I don’t believe God’s grand plan is war and violence with an end times cataclysm of death and destruction but rather a renewal of the earth and all its creatures and the restoration of the abundance, mutual concern and love of God’s original creation. The hope of the New Testament is this life-affirming promise of a new heaven and a new earth in which wholeness and abundance come for all creation. This is the hope that the Old Testament prophets looked forward to. It is the promise the apostles proclaimed igniting the early church with such fervor that believers radically reoriented their priorities. Today, too, we are invited to live into this resurrection-created world as we seek to follow a Christ who defeated death and transfigured the world with the Spirit of life and love. It is the resurrected Christ who invites us to join him in making the life of his resurrection-created world flourish in all dimensions of wholeness and shalom.

In his book, Surprised by Hope: Rethinking Heaven the Resurrection, and the Mission of the Church, N.T. Wright asserts that Christianity’s most distinctive idea is bodily resurrection. After his resurrection, Jesus was a flesh and blood person and Wright contends that we will be too. He further argues that if we truly believe this then it will impact the way we live our lives now. If God intends to renew all of creation and all of life – a process already begun in the resurrection of Jesus – then our responsibility as Christians is to anticipate this renewal by working for hope and healing in today’s world:

So how can we learn to live as wide-awake people, as Easter people?… In particular if Lent is a time to give things up, Easter ought to be a time to take things up…. If Calvary means putting to death things in your life that need killing off if you are to flourish as a Christian and as a truly human being, then Easter should mean planting, watering, and training up things in your life (personal and corporate) that ought to be blossoming, filling the garden with color and perfume and in due course bearing fruit.” 
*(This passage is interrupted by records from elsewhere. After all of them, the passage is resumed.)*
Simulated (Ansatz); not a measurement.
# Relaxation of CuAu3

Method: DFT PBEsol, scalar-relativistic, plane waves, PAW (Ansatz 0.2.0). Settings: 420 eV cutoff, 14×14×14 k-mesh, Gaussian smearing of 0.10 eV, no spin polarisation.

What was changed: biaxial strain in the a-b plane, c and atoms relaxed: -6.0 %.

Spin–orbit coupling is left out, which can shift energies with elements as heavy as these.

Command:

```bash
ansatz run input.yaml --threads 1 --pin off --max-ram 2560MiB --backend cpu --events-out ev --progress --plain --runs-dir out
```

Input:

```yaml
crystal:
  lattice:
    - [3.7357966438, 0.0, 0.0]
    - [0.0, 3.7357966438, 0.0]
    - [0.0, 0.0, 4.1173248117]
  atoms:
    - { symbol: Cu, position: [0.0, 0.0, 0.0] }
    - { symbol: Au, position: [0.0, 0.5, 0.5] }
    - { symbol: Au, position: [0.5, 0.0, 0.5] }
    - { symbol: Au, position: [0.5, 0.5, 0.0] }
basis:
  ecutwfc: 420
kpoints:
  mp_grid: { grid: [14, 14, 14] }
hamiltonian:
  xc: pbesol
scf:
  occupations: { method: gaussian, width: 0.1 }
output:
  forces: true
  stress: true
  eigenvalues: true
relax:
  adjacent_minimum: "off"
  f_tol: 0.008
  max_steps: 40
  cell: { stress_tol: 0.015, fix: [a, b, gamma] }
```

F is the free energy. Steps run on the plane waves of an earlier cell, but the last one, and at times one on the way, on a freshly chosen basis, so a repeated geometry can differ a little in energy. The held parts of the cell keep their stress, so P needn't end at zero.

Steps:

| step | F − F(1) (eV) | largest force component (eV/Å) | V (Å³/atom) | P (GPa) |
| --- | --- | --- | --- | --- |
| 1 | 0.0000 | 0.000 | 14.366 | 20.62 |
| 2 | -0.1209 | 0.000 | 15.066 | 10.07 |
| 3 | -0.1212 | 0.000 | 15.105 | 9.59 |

The good news of the gospel is that we don’t need to wait to see this new world of God’s wholeness and love come into being. As N.T. Wright asserts, the point that all the gospels make is that “Jesus is risen, therefore God’s new world has begun. Jesus is risen, therefore Israel and the world have been redeemed. Jesus is risen, therefore his followers have a new job to do. And what is that new job? To bring the life of heaven to birth in actual, physical earthly reality.”

Flowered CrossEmily Huff

The Easter season, this joyous season for celebrating all that is blossoming and flourishing in our lives lasts for 50 days culminating in the celebration of the festival of Pentecost. This is meant to be a season of joy as we celebrate both the resurrection of Christ and the many ways in which the resurrected Christ makes life flourish both in our personal lives and in the world around us.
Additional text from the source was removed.